Your Engaged Audience should be people who have engaged with you but have not bought. I use my email list and website visitors to define this group. Do not worry about excluding people who have purchased from you (I’ll get to that in a minute).

Engaged Audience

Your Existing Customers are those who have bought from you. I use specific website custom audiences and email segments to define this.

Existing Customers Audience Segments

If a person is found in both audience segments, they will only be considered among Existing Customers.

Now, here’s what’s so great about it. One of the potential issues with Advantage+ Shopping Campaigns is that since targeting is entirely algorithmic (you don’t provide targeting inputs), there can be a lack of trust regarding who sees your ads and how they’re delivered. Once you define these groups, you get transparency in your reporting.

When you use the Breakdowns dropdown menu and select By Demographics > Audience Segments…

Breakdowns by Audience Segments

…you’ll get a separate row for Existing Customers, Engaged Audience, and New Audience.

Breakdowns by Audience Segments

Back to manual Sales campaigns. This same transparency was needed when using Advantage+ Audience or any of the Advantage audience expansion products. How much is spent on reaching my remarketing audience? How much is spent on existing customers? How much on prospecting to completely new people?

This will not only give you a breakdown of how your money is spent, but where the results come from. That’s insanely helpful.

I’m still holding out hope that Meta will eventually make this available for all campaign objectives. It’s necessary.

2. A New Learning Phase

There are actually two changes related to the Learning Phase that advertisers have spotted recently that could be enormously helpful.

You’re probably familiar with the Learning Phase as the period of time, after publishing a new ad set or making a significant edit, when Meta’s ad algorithm is learning how best to deliver your ads for optimal results.

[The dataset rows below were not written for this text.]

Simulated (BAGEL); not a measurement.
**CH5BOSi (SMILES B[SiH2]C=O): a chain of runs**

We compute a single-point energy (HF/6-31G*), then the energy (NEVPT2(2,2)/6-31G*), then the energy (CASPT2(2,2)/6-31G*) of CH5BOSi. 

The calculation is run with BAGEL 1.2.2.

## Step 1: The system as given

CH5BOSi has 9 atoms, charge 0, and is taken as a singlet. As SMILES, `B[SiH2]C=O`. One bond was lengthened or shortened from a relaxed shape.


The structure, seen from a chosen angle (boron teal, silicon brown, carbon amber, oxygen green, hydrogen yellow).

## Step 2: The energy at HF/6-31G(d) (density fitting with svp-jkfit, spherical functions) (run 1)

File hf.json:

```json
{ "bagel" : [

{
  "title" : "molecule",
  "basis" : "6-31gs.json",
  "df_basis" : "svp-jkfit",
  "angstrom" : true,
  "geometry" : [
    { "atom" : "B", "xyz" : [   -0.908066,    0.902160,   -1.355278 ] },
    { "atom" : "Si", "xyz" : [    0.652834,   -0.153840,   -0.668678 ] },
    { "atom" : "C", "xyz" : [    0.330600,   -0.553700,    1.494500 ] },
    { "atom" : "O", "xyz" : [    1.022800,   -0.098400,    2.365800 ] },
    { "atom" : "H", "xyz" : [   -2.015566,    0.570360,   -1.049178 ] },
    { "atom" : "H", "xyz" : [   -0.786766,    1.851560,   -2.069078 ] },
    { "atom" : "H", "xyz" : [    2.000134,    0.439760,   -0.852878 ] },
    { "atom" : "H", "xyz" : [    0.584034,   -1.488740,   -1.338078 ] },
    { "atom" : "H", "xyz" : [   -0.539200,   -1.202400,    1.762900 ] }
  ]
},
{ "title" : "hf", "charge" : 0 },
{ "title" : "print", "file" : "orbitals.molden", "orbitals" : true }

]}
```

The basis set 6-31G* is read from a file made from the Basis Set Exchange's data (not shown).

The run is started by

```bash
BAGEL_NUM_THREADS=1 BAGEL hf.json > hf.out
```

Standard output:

Typically, that has meant needing 50 optimized actions within a seven-day period (usually the first seven days since publishing). If you are unable to reach that volume, you’ll find yourself in “Learning Limited,” which may prevent you from getting optimal results.

Learning Phase

While this might be reasonable for most actions, it’s going to be difficult for the typical brand or advertiser to get 50 conversions in a week when that conversion is a purchase — especially if it’s a high value purchase. As a result, advertisers either avoid optimizing for purchases or they get what is likely sub-optimal results.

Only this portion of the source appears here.